There are other graph databases available. You can view the list here.

As I’m very new in graph databases, I have no idea what technical aspect should I be concerned. I have chosen Neo4j for the time being as it is open-source, regularly updated and has a commercial license.

Setup Neo4j with a Docker Image

If you have not installed Docker for Mac (or other OS), you can download the installer on this page.

Pull the latest docker image from Docker Hub:

docker pull neo4j

Then, start a Neo4j container:

docker run --publish=7474:7474 --publish=7687:7687 --env=NEO4J_AUTH=none --volume=$HOME/neo4j/data:/tmp/neo4j -v $HOME/neo4j/import:/var/lib/neo4j/import neo4j

Now, we can access Neo4j through the web browser at: http://localhost:7474.

We have bounded a volume ~/neo4j/data to allow the database remains persistent outside of the container. We have also bounded an import volume so that we can import files in the later stage.

Since we are testing the technology, we disable the authentication on the server by passing --env=NEO4J_AUTH=none to docker run. You should never do this if you are going to run this container on production.

Using Neo4j

Once you access http://localhost:7474, you will be greeted with the dashboard. The dashboard contains a stream of query data that you have requested to run in the editor windows.

Website Recommendation Engine

In this post, I will build a website recommendation engine. This engine will recommend new website for the user based on what he has read in the past.

Preparing Data

Before I go to Neo4j, I will need to create some data. I use Feedly API to search and populate the data. You can find the snippet here.

This is how the extracted data looks like:

Data that we extracted to test the Graph Database

Fortunately, we can load csv data into Neo4j using a function called LOAD CSV. I will not go through the details. If you need more information, you can read the guide here.

Let’s copy the file into Neo4j’s instance:

cp feedly.csv ~/neo4j/import/

Let’s check that our file can be processed by Neo4j. In the editor windows:

// check first few raw lines
LOAD CSV WITH HEADERS FROM "file-url" AS line WITH line
RETURN line
LIMIT 5;

You should be able to get similar results:

Imported result

Create Our Property Graph

Now it’s time to create some nodes!

In our recommendation engine, we have two labels - Website and Tag. Each Website is tagged with one or more Tag.
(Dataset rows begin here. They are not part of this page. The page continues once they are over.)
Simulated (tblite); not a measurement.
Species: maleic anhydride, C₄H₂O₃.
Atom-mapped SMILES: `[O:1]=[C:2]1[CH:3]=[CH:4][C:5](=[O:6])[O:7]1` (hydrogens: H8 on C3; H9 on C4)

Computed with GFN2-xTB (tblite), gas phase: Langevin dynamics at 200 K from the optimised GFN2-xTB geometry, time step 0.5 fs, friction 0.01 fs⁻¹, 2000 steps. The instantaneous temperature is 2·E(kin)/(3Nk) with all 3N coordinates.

First, we create unique constraint for Website and Tag:

// Add constraint for uniqueness
CREATE CONSTRAINT ON (website:Website) ASSERT website.name IS UNIQUE
CREATE CONSTRAINT ON (tag:Tag) ASSERT tag.name IS UNIQUE

Then, we load the data into Neo4j and create the relationship:

LOAD CSV WITH HEADERS FROM "file:///feedly.csv" AS line 
WITH line, SPLIT(line.tags, "|") as tags

// For each tag in tags, create a node with name as the property
// Then create the relationship between this website and the tags
// As tag can be repeated, we have to use MERGE to ensure there's only one node created for each tag.

FOREACH(each_tag IN tags | 
MERGE (website:Website { name: line.website, subscriber: toInteger(line.subscribers)} )
MERGE (tag:Tag { name: each_tag}) 
MERGE (website)-[:TAG]->(tag))

You can check that you have created the relationship correctly using the following query:

MATCH (website:Website)-[:TAG]->(tag:Tag {name: "apple"})
return website, tag

This is what you will probably get:

Adding More Nodes & Relationship

Now that we have our data ready in Neo4j, we can start to create some users.

We have two users, Alice and Bob. Alice loves to eat and catch up on technology news. On the other hand, Bob likes cats and dogs. He also likes to eat and drink alcohol.

In editor, we set our parameter.

// Use parameter to store the data
:param props: [{"name": "Alice" }, {"name": "Bob"}]

Then, we unwind the parameter and create the nodes.

// Create user based on the given parameters
UNWIND $props AS userMap
MERGE (user:User {name:userMap.name})
RETURN user

Now, we want to create relationship among the users and tags.

MATCH (tag:Tag) where tag.name in ["food", "apple", "mac", "tech"]
MATCH (user:User {name:"Alice"})
MERGE (user)-[:LOVE]->(tag)
RETURN tag, user

MATCH (tagB:Tag) where tagB.name in ["food", "cats", "dogs", "alcohol", "mac", "apple"]
MATCH (userB:User {name:"Bob"})
MERGE (userB)-[:LOVE]->(tagB)
RETURN tagB, userB

To check if you have executed the commands correctly, you can run the following:

MATCH (user:User)-[:LOVE]->(tag:Tag)
return user, tag

And this is what you will see:

Let’s say Alice has already subscribed to some of the websites related to food. We can create a new relationship between Alice and websites.

// Subscribed to some random website
MATCH (user:User {name: "Alice"})

// Note that your ID might be different from mine
MATCH (website:Website) where ID(website) in [504, 517, 541, 501, 522, 478,503,500,634]
MERGE (user)-[:SUBSCRIBE]->(website)
return user, website

What’s Next?

Now, let’s recommend some websites for Alice and Bob to get started. We can run the following command:

MATCH (user:User)-[:LOVE]->(tag:Tag)
MATCH (website:Website)-[:TAG]->(tag)
return user, tag, website

This is what we will get:

First step to our recommendation engine

Basically, we query the database to extract all the websites that are tagged with the tags which Alice and Bob are interested.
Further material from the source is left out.